In the name of the Father and of the + Son and of the Holy Spirit. Amen.

God’s eternal kingdom is often compared to a feast or a banquet in the scriptures. Isaiah writes in chapter 25 that “the Lord of hosts will make for all peoples a feast of rich food, a feast of well-aged wine, of rich food full of marrow, of aged wine well refined. And he will swallow up on this mountain the covering that is cast over all peoples, the veil that is spread over all nations.” Throughout the season of Easter, we sang the hymn of praise, “This is the Feast.” Feasting in the Bible is tied to the death and resurrection of Jesus. For in his death, Jesus defeated sin, death, and the devil. His resurrection foreshadows the resurrection of all God’s people on the Last Day. In the life of the world to come, in the resurrection, our feasting, that is, our celebration of the victory of Christ, will have no end. We will indeed be blessed to eat bread in the kingdom of heaven.

What is this bread, though? Is it like the bread that we make in our kitchens? Is it like the bread that we buy at the store that’s pre-sliced so that we can make our sandwiches? Is it like the bread that we get at the restaurant that goes with the rest of our meal? No, the bread that will be eaten in kingdom of heaven is the body of Jesus. Jesus says in John 6, “I am the bread of life. Your fathers ate the manna in the wilderness, and they died. This is the bread that comes down from heaven, so that one may eat of it and not die. I am the living bread that came down from heaven. If anyone eats of this bread, he will live forever. And the bread that I will give for the life of the world is my flesh.” That’s right, Jesus says that if anyone eats of the living bread that comes down from heaven, that is, his body, they will live forever. Indeed, it’s really an understatement to say that everyone who will eat bread in the kingdom of God will be blessed.

But must we wait until the resurrection to eat of this bread? No! That’s perhaps the best news of all! You are part of God’s kingdom now. In your baptism you were ushered out of the kingdom of the devil and into God’s kingdom. Now, the Lord feeds you with his gifts to sustain your faith until the end. He gives you the food of his Word that enters into your ears and strengthens your faith. The same with the absolution that enters your ears and brings the forgiveness of sins. Most applicable here today, though, is the Sacrament of the Altar, where your Lord Jesus gives you his very body to eat and his very blood to drink. It is the same body that was crucified under Pontius Pilate, died, was buried, and rose again. It is the same blood that flowed from the wounds in his head, hands, feet, and side. What an amazing promise that these things hold. Jesus words put it best, of course: “Whoever feeds on my flesh and drinks my blood has eternal life, and I will raise him up on the last day” (John 6:54).

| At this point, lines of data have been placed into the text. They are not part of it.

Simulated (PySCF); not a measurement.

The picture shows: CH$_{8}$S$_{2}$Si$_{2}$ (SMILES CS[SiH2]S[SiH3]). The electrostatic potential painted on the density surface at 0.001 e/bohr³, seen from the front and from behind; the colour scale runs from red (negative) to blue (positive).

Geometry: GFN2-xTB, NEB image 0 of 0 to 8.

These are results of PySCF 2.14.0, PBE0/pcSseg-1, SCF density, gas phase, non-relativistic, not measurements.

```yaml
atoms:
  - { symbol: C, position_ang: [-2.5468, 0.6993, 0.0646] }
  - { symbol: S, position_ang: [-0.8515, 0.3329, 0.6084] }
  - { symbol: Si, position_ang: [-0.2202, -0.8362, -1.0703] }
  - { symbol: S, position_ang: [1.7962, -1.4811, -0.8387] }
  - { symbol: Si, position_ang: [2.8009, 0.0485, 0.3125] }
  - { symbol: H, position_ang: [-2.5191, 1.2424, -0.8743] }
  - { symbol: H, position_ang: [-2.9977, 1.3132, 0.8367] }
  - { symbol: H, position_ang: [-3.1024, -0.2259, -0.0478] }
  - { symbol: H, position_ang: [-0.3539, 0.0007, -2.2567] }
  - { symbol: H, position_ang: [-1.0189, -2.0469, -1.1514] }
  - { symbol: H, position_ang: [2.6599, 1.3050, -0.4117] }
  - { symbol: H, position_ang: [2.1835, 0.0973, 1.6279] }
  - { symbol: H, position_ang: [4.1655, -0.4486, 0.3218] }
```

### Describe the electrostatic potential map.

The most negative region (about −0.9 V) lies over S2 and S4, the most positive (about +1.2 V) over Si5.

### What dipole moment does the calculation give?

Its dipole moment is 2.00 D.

With such promises attached to these gifts that God gives, it’d be rather foolish to pass up an invitation to receive them, wouldn’t it? But, alas, that’s exactly what happens in the parable that Jesus tells. There is no work to be done by anyone who is invited to this banquet. All is prepared and ready. All that is left is to come and receive the gifts that are there. Apparently, that was too much to ask, though, of the guests who were invited. Just look at the lame excuses that are given by those whom the host of the banquet invited.

The first fellow says that he can’t come to the banquet because he needs to go check out a field that he just bought. Who buys a field without checking it out first? I know that we don’t have any farmers in our congregation, but everybody knows that you don’t buy a property that you’re about to depend upon to provide a livelihood for you and your family without researching it first. He would have known about the soil quality of a field before he even entered into negotiations to purchase it. You can say the same thing about the second man, though. Who doesn’t know what they’re buying when they buy and animal?

Both of these excuses are bad. That’s clear. These two have misplaced their priorities. They are serving a different god than the true God. The highest form of worship is to be at the place where God is offering his gifts. These men have chosen instead to serve the god of property and riches. Clearly they are more important to them the gifts God offers.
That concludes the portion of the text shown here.